Moving away for university is a big step, and it brings a range of emotions. Just like excitement, curiosity and nervousness, the feeling of homesickness is a natural part of the adventure of going to new places. It can happen as soon as you arrive, or much later. In every instance though, it’s entirely normal and there are ways to overcome it.

“As international students away from our family and friends, it’s common that we feel homesick,” says first-year education and arts student Lingling Zhang. “I believe that we feel homesick because we’re not yet familiar with our new environment.”

When we’re feeling homesick, it’s often tempting to stay inside rather than go out, but this can actually make us feel worse. The best way to overcome it is to try and immerse yourself in university life and Australia culture.  These tips will help you to feel more at home and adjust to life in Sydney.  

Attend Orientation

1. Attend Welcome Week: Senal, Sri Lanka

We can’t wait to welcome you to the University of Sydney, and have planned a full program of welcome activities to help you settle in. You’ll find out important information about your new home in Australia, explore campus and meet new friends.

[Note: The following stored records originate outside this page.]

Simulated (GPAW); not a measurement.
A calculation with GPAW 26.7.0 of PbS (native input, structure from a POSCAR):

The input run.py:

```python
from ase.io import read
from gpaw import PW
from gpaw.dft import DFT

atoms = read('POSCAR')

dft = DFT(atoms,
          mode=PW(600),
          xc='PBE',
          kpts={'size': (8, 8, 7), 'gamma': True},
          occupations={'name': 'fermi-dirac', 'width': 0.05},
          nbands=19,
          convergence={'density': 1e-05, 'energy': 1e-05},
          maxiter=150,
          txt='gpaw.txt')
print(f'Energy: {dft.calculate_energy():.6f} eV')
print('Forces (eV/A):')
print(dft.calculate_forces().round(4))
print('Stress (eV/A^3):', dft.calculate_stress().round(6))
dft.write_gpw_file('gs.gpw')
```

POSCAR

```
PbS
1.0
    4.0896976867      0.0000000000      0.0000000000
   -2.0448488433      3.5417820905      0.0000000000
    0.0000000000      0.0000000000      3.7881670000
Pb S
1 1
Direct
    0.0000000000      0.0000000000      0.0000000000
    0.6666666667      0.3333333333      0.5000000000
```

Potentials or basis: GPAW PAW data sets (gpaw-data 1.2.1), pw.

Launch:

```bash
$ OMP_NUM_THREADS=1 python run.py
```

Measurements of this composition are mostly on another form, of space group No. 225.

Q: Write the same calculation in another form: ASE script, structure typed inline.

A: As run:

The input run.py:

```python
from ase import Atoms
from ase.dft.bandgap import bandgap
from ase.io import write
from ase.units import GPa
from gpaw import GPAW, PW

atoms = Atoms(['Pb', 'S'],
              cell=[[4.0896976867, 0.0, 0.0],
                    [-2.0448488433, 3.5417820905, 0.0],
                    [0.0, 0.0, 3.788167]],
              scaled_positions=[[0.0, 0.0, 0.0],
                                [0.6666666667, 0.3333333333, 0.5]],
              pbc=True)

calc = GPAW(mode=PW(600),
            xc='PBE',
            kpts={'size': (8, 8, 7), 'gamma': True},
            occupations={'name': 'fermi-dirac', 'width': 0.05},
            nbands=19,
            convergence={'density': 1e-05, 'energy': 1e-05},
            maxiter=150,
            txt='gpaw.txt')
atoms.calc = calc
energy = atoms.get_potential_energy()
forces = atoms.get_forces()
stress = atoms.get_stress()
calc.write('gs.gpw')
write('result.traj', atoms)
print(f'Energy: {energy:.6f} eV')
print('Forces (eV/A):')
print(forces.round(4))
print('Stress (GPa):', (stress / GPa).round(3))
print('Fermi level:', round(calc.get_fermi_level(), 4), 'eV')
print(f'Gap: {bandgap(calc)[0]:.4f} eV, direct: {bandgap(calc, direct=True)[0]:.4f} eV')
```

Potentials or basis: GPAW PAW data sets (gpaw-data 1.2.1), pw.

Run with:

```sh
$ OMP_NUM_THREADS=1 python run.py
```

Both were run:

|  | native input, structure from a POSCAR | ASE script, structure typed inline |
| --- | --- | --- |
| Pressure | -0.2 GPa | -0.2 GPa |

If you’re not sure how to take those first steps towards making friends at university, check out these tips from our students, and then try and put them into practice at Welcome Week.

Also keep an eye out for any welcome or social events run by your accommodation provider.  

“It’s very reassuring to live somewhere where there are other students in the same situation as you,” says Senal Munasinghe, a second-year engineering student. “International House has an amazing program for first years, which helped me and quite a few of my friends to get through the initial period, which everyone said would be the toughest.” 

You can also sign up for the Welcome to Sydney program, where you'll be connected with alumni, staff and friends of the University through small and relaxed events. 

2. Go sightseeing: Mimi, Zambia

“The best way to deal with homesickness is to keep yourself occupied," says Mimi Yaluma, a third-year engineering student. "Go sightseeing, make new friends and just engage in social activities you enjoy.”

“Try to visit as many places as you can to take in the culture, so you can adapt smoothly and grow to love the place,” agrees Ayaka Ho, a first-year international and global studies student.

Start with the most well-known tourist locations – after all, our beautiful landmarks are what make Sydney world-famous. Explore the city first as a tourist; it’s more fun that way and you won’t need to worry if you don’t feel like a local straight away.

Write a bucket list of all the places you’d like to visit while you’re in Australia. This will help to keep you motivated and give you something to look forward to. 

3. Try new things: Thameesha, Sri Lanka

Living away from home is a big change, so your homesickness might be linked with learning how to be independent.

“Living away from home means stepping out of your comfort zone. While it’s easier said than done, the more you expand your comfort zone the better you’ll feel about everything,” says second-year architecture student Thameesha Eliyapura.

“Try out things that you’ve never had the courage to do before. To speed the process, make yourself a weekly challenge of completing something new – even if it means visiting the most random market or second-hand bookstore, or hunting for the best gelato!” 

4. Communicate with home: Ayaka, China and Japan

If you’re feeling homesick, a phone call or Skype chat with a loved one back home is often just what you need.

“Talk to your family and friends when you’re adapting to a new environment,” Ayaka recommends. “If you share your thoughts and feelings, then people will be able to find ways to help you settle in.”

But aim to set reasonable limits on the communication – if you’re constantly in touch, it can be harder to focus on what’s happening here and you might feel like you’re missing out on things back home.

Instead of always staying inside (and trying to navigate time zones), find ways to connect with loved ones while you’re exploring the city. You could write postcards and letters, or find small Australian gifts to send home to friends. This will help you discover things that you’re excited to share. 

5. Keep yourself busy and socialise: Lingling, China

 “I try to focus on my plan and goals for studying here so that I can keep myself busy and not give myself time to overthink too much,” says Lingling. “I also participate in societies and social events according to my interests, to literally immerse myself in a situation where I can make more friends and discover more about my new environment.”

With more than 200 clubs and societies, there are plenty of opportunities for you to meet people with similar interests and discover new hobbies. Clubs and societies also host social events throughout the semester (and you often don’t need to be a club member to attend), so keep an eye out on the University of Sydney Union’s events page.

If you need someone to talk to, the University offers free one-on-one counselling for our students. You can also reach out to our international student support team.